In Cabinet papers:
“On 4 June 14, Cabinet agreed that specialist expertise be commissioned to advise on the specialist area of European procurement, relating to Skypark. This advice has confirmed that a European procurement process for site acquisition and development was likely to be required, with additional cost and associated delay. Since June, however, as the body of the report explains, Skypark has in any case become less affordable due to the reduction in projected capital receipts likely to be available for the office relocation project.”
So, how come that for around 3 years no-one spotted that the new HQ project would require that it be done under EU regulations to promote fair competition and that this would result in additional costs?
What was EDDC planning to do that would have fallen foul of the regulations?
Who spotted it and how?
How much did the expert advice cost?
Why did the Relocation Manager not spot it earlier – wasn’t he recruited as an expert in these matters at huge cost?

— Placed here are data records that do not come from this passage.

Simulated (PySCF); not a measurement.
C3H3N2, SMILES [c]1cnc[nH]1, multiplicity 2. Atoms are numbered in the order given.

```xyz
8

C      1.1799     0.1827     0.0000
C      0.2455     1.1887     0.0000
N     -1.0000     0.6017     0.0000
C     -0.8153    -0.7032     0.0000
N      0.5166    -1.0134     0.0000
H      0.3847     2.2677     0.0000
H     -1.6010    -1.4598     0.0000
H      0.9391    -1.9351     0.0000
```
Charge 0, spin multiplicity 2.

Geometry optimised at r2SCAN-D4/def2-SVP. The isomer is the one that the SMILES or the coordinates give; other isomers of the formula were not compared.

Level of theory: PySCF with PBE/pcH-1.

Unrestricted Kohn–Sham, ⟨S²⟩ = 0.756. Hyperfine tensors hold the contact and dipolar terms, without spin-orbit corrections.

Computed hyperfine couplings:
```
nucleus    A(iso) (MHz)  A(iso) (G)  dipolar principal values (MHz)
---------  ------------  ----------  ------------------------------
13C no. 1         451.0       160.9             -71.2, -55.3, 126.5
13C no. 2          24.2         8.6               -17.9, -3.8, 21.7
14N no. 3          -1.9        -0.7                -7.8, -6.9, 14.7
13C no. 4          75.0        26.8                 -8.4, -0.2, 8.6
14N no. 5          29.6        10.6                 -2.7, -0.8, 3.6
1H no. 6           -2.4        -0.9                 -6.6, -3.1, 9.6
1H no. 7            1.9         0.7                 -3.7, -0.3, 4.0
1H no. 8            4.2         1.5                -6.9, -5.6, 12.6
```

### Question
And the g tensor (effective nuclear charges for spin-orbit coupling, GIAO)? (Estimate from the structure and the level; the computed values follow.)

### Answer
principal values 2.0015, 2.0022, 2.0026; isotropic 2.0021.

Why is the construction of a new HQ in Honiton not under the same rules (or is it)?
Has anyone checked?
Why was Skypark dependent on the “all eggs in one basket” approach that fell at the first hurdle when the supermarket lowered its offer?
Was this included in the risk assessment?
Was there a risk assessment?
Whose head will roll?
And for future reference councillors and officers, here are the thresholds above which strict EU procurement guidelines are mandatory:
We like to be helpful where we can.
Well the EDDC relocation panel and their developer friends will be disappointed – what spoilsports those EU regulators.
I understand this means Capital Procurements over 5m EUR (and design/engineering services worth over 414K) have to comply with Europe wide open tender competition.
EU regulation is for public authorities to advertise for tender and professional services in the Official European Journal OEJ
Surely this was flagged up by their bedfellow consultant and his employers Davis Langdon.
Note EDDC will also have to comply with OEJ ruling for major redevelopment at the Knowle.